Maybe there’s another method to Twitter
I have a new follower this evening, this is no surprise since the masses of marketers have found another medium I receive now an average of 8 followers per day. Many, I am not following back or declining based on who they are, this one grabbed my curiosity. What is the strategy behind this agenda?
I receive the request from you to follow me.
So I click over to the account to check you out.
hmm… No profile picture, no background, no website or blog.
- 1288 folowing
- 127 followers
- 3 updates
That information tells me all that I need to know, yet I’m still curious. So about those 3 updates.
- “Hey, everyone! check out my blog post.” — OK, it’s the guy from the Flip TV show. I’ve seen the show, I know this guy and it looks like he has a legitimate sight and a sincere business practice. Not the best way to start a twitter stream, but then again I started with “Hey, I have insomnia“, so who am I too judge?
- “Hey, everyone! Go ahead and check out my newly updated Squidoo page” — Too much, too fast would be an understatement. In the world of twitter popularity, you have just branded yourself a spammer.
- “Just set up Ning Community. Come on over and join the discussion”. — Really, there’s a discussion going on somewhere? This I have to see.
So when I click on over I find two discussion topics posted with one reply. The reply is from the Virtual Assistant of the sites namesake. After putting two an two together, you can figure that the whole Twitter account has probably been set up by the VA for her client to help with promotion. So let’s backtrack.

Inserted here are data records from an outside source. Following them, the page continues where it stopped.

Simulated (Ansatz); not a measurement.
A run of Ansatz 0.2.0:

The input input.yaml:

If you are going to set up a white label social network on Ning. Why not start with the follwing you already have and build it up to be a destination for new members to come check out? Then…. move to Twitter. Build a twitter stream of personality and interest and be a live person. You’re not really virtual, are you? Even @latimes get’s this right. Stop pitching your stuff.. it’s not the forum. I could be wrong about this, but I have yet to see it work for anyone but Guy Kawasaki and guess what, he’s doing it with a take it or leave it personality. Ford has even hired PR for Twitter and they are people havign conversation. People who “get it”.
I’ll hold at that since it seems that being new to something can be daunting, but how many bridges need to get burned before you actually establish a presence and build on a brand of trust and communications when it’s only other auto-responders speaking back?